Last week’s dress was deemed quietly elegant and almost offensively in-offensive. Beautiful (excepting, perhaps the sleeve bows), but too retiring and neutral to inspire much passion on either end (excepting, perhaps, once again, when it came to the bows). So this week I’ve chosen a dress, that while in (technically) neutral shades of browns & blacks, and sleek in silhouette, is determinedly un-neutral in every other respect. You might, in the end, decide it is also elegant, but not for reasons of quietude!
Things I took away from your responses:
- You thought the dress was pretty but ultimately a little boring.
- You don’t like brown.
- You really, really didn’t like those sleeve bows.
- But even if you don’t like brown and bows you recognise and reward good construction.
The Total: 8.4
Exactly the rating that a dress that would be supremely appropriate at any event without ever drawing attention to itself would be expected to get. And I learned a lot about early Victorian trims that kind of look like tatting, so totally worth it!
This week:
The brief for this week’s dress was ‘shades of brown & black with a simple silhouette” (well, 1880s simple), “but definitely not boring”.
And the dressmaker/couturier (the extremely high-end American based Mme Uoll Gross) delivered.
She took rich plum-brown velvet, and paired it with a wildly pattern art-nouveau meets bizarre silk in shades of rust, peach, and bronze, with hints of blue & bronze.
To this she added beads (I’m 90% sure they are cut steel) in shimmering graphite black, arranging them in subtly variegated lines on fawn brown to create a trompe l’oeil effect which enhances the continuous princess lines and nipped waist of the late second-bustle-era silhouette.
On the back of the dress, the beads highlight the bustle, sculpted of the heavily pleated patterned silk (which almost seems to include a velvet or chenille texture).
On the front of the dress the lines of beading are echoed in the stripes of the buttons that frame the front of the dress. Sadly some of the buttons appear to be missing. It’s not clear if a full 5-6 buttons are missing at the top of the bodice, or if it switches from double buttons to single from the bustline upwards.
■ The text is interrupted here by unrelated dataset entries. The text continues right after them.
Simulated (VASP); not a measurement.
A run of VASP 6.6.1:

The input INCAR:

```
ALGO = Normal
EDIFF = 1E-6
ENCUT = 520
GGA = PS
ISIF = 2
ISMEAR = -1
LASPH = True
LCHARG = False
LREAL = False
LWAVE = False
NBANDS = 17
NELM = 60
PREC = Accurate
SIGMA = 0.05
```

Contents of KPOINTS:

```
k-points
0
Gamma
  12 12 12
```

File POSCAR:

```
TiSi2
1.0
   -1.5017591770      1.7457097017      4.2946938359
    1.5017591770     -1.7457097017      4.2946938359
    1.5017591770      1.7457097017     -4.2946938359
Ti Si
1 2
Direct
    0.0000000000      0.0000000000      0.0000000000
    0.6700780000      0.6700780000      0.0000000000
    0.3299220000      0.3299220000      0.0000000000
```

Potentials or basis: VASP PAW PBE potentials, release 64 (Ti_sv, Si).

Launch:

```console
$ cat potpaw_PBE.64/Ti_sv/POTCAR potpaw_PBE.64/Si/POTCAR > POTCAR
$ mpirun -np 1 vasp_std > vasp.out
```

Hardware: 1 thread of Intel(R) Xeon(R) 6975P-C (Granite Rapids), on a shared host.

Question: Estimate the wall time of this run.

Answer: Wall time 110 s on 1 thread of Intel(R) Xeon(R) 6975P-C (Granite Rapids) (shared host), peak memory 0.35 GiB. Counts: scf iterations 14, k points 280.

The contrasting textures and lines of the dress create a continual play with the silhouette, and the interplay between compression and volume, soft and hard, tailoring and drapery.
Mixing textures, materials, and fabric trims and manipulation techniques are quite common in later Victorian fashion. This example is, however, particularly innovative and experimental in its mix.
Retiring it is not. At the same time, it somehow manages to avoid being quite as shouty as a basic description would suggest.
What do you make of it?
Rate the Dress on a Scale of 1 to 10
A reminder about rating — feel free to be critical if you don’t like a thing, but make sure that your comments aren’t actually insulting to those who do like a garment. Our different tastes are what make Rate the Dress so interesting. It’s no fun when a comment implies that anyone who doesn’t agree with it, or who would wear a garment, is totally lacking in taste.
(as usual, nothing more complicated than a .5. I also hugely appreciate it if you only do one rating, and set it on a line at the very end of your comment, so I can find it! Thanks in advance!)